A Plan for Success: Using Thinking Maps to Improve Student Learning in Georgia
The close of a school year often brings rewards for the months of hard work that have come before. Students who had previously struggled to multiply fractions or calculate a percentage may at last be solving such problems with ease—or at least more easily than before. Carla McNeely, a math teacher at T. J. Elder Middle School in Sandersville, Georgia, recently noticed such an improvement in some of her students' work. A few students who had been struggling, especially some of her students with special needs, were showing signs of beginning to master mathematical concepts that had once eluded them. The students had not yet taken the state assessment, but McNeely had been closely monitoring their progress and was seeing signs that more students were "getting it."
Georgia educators are hopeful that the progress McNeely is seeing in her students is part of a larger trend. Recently, 17 schools in the state were recognized for working their way off the Needs Improvement list, the status given to schools that do not meet academic standards under the No Child Left Behind Act of 2001 (NCLB). Perhaps most impressive about the accomplishment was that the schools had been under state direction, meaning they had been in Needs Improvement for 5 years or more.
This year, the staff and students at Elder Middle School hope to join these schools in leaving the Needs Improvement list. The school is implementing changes intended to lead to lasting improvement. Teachers are aligning instruction and tests with Georgia standards and elements—parts of standards that identify specific learning goals. They are closely monitoring student progress to identify areas where students are struggling and to provide support, either in class or through an afterschool program. And with the assistance of SEDL's Southeast Comprehensive Center (SECC), school staff have begun incorporating Thinking Maps®, a mapping process that helps students deepen their thinking skills and improve their understanding of subject matter across content areas.
Elder Middle School is one of 12 Georgia schools implementing Thinking Maps, with SEDL's assistance, as a school improvement strategy. Thinking Maps are visual teaching tools, such as Circle, Bubble, Double Bubble, Flow, Multi-Flow, Brace, Bridge, and Tree maps. The maps create a common visual language to help students organize information and learn content in all disciplines. After a few principals and district leaders implemented Thinking Maps with what seemed to be a positive impact on student achievement, the Georgia Department of Education investigated using the program in Needs Improvement schools as a way to focus on students. "After seeing where the department was going and what its needs were, and especially with the emphasis on reaching classrooms, Thinking Maps were a way to further the goals of the department and make an impact on classroom instruction, which is where you're really going to affect student achievement," says Glenda Copeland, who is the SECC's liaison with the Georgia Department of Education.
Examples of Thinking Maps
In this example, a Brace Map (left) is used to find the prime factors of the number 60. A Double Bubble Map (right) is used to compare prime factors and find the greatest common factor of 45 and 60.
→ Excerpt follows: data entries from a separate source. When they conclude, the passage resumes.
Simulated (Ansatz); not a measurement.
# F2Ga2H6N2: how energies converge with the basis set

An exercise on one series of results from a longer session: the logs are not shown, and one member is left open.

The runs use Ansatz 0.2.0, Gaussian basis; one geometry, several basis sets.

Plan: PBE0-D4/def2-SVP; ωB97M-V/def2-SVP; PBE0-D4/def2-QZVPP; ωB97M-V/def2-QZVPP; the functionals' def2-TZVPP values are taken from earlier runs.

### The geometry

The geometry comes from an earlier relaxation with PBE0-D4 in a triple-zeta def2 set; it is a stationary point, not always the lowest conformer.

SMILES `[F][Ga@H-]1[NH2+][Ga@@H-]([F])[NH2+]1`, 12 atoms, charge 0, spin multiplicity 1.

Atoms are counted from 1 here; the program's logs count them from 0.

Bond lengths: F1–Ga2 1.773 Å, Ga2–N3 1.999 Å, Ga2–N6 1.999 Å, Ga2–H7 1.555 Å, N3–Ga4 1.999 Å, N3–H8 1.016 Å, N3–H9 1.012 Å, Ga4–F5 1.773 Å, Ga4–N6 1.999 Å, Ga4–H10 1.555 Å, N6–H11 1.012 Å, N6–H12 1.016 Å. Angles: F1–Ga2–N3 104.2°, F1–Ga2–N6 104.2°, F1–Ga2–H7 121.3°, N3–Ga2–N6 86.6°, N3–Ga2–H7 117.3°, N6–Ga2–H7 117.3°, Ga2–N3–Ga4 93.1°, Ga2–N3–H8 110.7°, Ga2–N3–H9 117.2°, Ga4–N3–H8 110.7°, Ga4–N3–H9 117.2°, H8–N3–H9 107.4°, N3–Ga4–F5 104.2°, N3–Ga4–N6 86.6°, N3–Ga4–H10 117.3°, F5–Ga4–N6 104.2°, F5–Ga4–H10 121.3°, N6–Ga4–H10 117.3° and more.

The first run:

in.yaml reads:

In Summer 2009, some 1,200 administrators and staff from 27 schools received training from Thinking Maps staff. Attendees included some of the 17 schools that recently came off the Needs Improvement list. After a brief review at the start of the school year, teachers introduced Thinking Maps to students in the fall. SECC staff have since been supporting state directors in 12 of these schools as the directors lead teachers in implementing Thinking Maps. For example, SECC staff have visited the schools three times during this school year to model Thinking Maps in different academic content areas, collect data, conduct classroom walk-throughs, and provide feedback—depending on each state director's needs.
Camille Chapman and Concepción Molina, both math content specialists with the SECC, have been helping math teachers use Thinking Maps. John Newman, state director at Elder Middle School, describes the process: "The first time was more of a pulse check: What are you doing? How is it working? That kind of thing," says Newman about Chapman's first visit. For her second visit, Chapman brought released items from the Criterion-Referenced Competency Tests, one of Georgia's mandatory assessments, and showed teachers how Thinking Maps can help students solve math problems that appear on the test. "That sort of thing was very, very helpful," says Newman, "because she brought something in that the teachers can actually use."
Teachers at Elder Middle School are still refining their use of Thinking Maps, but they are optimistic about the program's potential. "This year we're just trying to get our foot in the door," says Leslie Mathis, a math teacher at Elder. "But next year, it will be easier to incorporate Thinking Maps from the beginning." While the project is still new, both McNeely and Mathis have seen small victories. They describe using a Double Bubble Map to compare and contrast direct and inverse variations. "That really helped [students] put it all together," says McNeely. "They could see the main differences all on one sheet of paper, instead of having their direct [variation] notes here and their inverse notes there." Teachers are integrating Thinking Maps with other activities as well. The math department recently acquired interactive whiteboards, which have been a boon to Thinking Maps' popularity. "We did the same Double Bubble with direct and inverse [variations] on our [white]board, and the kids came up and wrote on the board," comments Mathis.
Teachers who double as instructors in the afterschool program are encouraging students to use Thinking Maps during tutoring. "[We do] anything we can . . . to get their understanding even deeper than it already is with the material we are covering in class," says McNeely.
Erin McCann, a SEDL Research and Evaluation program associate, is working with the Georgia Department of Education to develop a plan for evaluating the implementation and impact of Thinking Maps. With McCann's guidance, the group has outlined short-term, intermediate, and long-term outcomes. Because the schools have just begun using Thinking Maps, current evaluation efforts are assessing the degree to which teachers and students are using them. The State Department of Education is in the process of launching an online survey for teachers, administrators, school coaches, and state directors as one of the first steps in the evaluation. In August, McCann will help the department develop a plan for evaluating the impact of Thinking Maps. The evaluation will assess long-term outcomes, including improvement in students' classroom grades and standardized test performance. It will also look at whether there has been a long-term change in the culture of each school, with staff and students using the common verbal and visual languages supported by Thinking Maps.
A Plan for Lasting Improvement
Newman hopes that Thinking Maps and the other strategies Elder has adopted will have both short- and long-term benefits. If Elder meets academic benchmarks for the second year in a row, the school will leave Needs Improvement status. Newman will then move on to work with other schools. He expects the strategies adopted at Elder to outlast him, though. "Building capacity is exactly what we try to do," says Newman of the state directors' work. "We bring in initiatives and show them working, like Thinking Maps, monitoring student attendance, student data on testing, formative and summative assessment. All of these strategies should become part of the environment by the time I leave."
Last year, students at Elder Middle School surpassed the math achievement benchmarks set for the state assessment. As this school year draws to a close, staff have high expectations. It is too early to know if they have met academic goals, but they have enjoyed small successes and adopted strategies— such as Thinking Maps—that they hope will bring about long-term improvement.